Latest revision as of 08:54, 30 November 2011

Citation

Ellen Riloff, Janyce Wiebe, and Theresa Wilson. Learning Subjective Nouns using Extraction Pattern Bootstrapping. In the International Conference on Natural Language Learning. 2003.

Summary

Subjectivity classification is a task which shows large jumps in performance based on keyword lists. Since so much of the information for this particular task is encoded at the lexical level, it is particularly useful as a domain for testing the efficacy of dictionary-building bootstrapping systems. In this paper, two different systems for bootstrapping, MetaBoot and Basilisk, are compared for accuracy and comprehensiveness. The resulting wordlist, manually validated from the outputs of both bootstrapping systems, is then used to create new features for a subjectivity classifier. It is shown that these simple features, using the wordlists as input, improves performance over the previous state-of-the-art feature space for this task.

Extraction Patterns

MetaBootstrapping

Both algorithms presented in this paper begin with a set of seed words representing a semantic category. They then look for other words that occur in the same patterns as those seeds. MetaBoot does this by first using syntactic templates to generate thousands of potential pattern candidates. The patterns are ranked by the number of seed words they match. At each iteration, the best pattern is selected and all words that it matches are added as new seeds. This process is iterated to generate a very large number of new seed words.

Metaboot.png

The second phase, which gives the algorithm its name, is essentially a reranking step. Given a list of words iteratively extracted from patterns, each word is scored based on how many patterns extracted that word. Based on this second heuristic, the top N (in this case, 5) words are added to the overall seed word list, expanding that list. This whole process, iterating on both levels, then continues until the subjectivity word lists have grown substantially.

Basilisk

Basilisk modifies the MetaBootstrapping algorithm by not assuming that a single semantic class is being extracted for a single pattern. Instead, in the second phase of candidate evaluation, words are ranked based on both the number of patterns which extracted those words, as well as the association of those words with the existing seed word lists. This set of collective information about a candidate is more robust than counts of patterns alone.

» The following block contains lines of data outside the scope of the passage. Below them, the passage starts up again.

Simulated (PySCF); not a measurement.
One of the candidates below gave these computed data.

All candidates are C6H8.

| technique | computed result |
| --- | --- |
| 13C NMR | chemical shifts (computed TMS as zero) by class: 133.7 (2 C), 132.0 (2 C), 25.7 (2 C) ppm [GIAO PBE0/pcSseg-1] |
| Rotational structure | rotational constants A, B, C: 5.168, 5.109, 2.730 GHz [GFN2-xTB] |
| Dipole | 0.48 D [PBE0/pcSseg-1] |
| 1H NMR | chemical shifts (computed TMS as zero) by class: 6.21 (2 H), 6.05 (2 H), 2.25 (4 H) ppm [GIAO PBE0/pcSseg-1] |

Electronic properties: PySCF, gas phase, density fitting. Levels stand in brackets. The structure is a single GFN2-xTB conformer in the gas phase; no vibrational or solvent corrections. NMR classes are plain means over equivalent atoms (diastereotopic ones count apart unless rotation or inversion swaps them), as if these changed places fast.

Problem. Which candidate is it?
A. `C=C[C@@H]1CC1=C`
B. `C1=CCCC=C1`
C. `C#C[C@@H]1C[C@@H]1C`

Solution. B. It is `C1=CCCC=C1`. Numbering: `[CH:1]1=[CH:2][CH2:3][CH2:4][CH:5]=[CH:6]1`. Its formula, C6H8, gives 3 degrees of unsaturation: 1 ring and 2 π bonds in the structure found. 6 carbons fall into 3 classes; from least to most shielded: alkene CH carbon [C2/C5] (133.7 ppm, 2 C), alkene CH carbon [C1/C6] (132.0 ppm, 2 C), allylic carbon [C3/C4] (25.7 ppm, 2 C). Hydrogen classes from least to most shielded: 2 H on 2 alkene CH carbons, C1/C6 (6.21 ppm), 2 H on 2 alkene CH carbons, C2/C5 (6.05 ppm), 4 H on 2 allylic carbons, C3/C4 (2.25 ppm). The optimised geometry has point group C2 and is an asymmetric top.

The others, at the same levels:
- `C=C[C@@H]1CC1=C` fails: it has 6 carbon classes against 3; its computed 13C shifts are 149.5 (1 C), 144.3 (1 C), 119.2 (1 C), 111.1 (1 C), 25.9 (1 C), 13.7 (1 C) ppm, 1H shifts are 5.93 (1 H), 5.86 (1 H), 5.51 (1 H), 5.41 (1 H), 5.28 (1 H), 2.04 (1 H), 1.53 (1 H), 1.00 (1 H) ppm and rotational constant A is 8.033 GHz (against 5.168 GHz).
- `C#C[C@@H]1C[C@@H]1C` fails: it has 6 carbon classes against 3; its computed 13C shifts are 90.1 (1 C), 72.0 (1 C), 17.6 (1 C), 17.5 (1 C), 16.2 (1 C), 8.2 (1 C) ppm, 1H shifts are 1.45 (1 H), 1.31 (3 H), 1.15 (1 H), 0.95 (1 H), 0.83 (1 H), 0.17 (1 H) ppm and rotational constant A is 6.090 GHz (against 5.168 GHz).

An example of the output of these systems is shown below for a number of patterns:

Patterns.png

Evaluation

First, the two systems were evaluated based on the number of words they extracted and the accuracy of those words (essentially, a precision/recall tradeoff, where recall is measured by an unbounded number of iterations rather than out of a well-defined total correct set).

Basilisk metaboot.png

In this example it was shown that precision continues to stay high for many more iterations using Basilisk compared to MetaBoot.

A simple subjectivity classifier was used to evaluate the efficacy of these patterns. After a word list was compiled and manually validated, a new set of features based on these words was created. Two classes of subjective words, weak and strong, were defined. Then four features were defined, one for each class of subjective words for each bootstrapping algorithm. Given a sentence to classify as subjective, the value of a feature marked whether 0, 1, or 2+ words from that feature's corresponding list occurred. These four features (marked below as SubjNoun) were added to the state-of-the-art set of features (marked in the table below as WBO). The additional features in the top row were from non-structured sources inspired by related work.

SubjNoun.png

This shows that adding features based on the bootstrapped word lists improves performance primarily by increasing precision, rather than increasing recall. It suggests that the benefit of bootstrapping in this instance was not by adding new, more creative forms of subjectivity, but by confirming that found examples from the prior system were indeed subjective.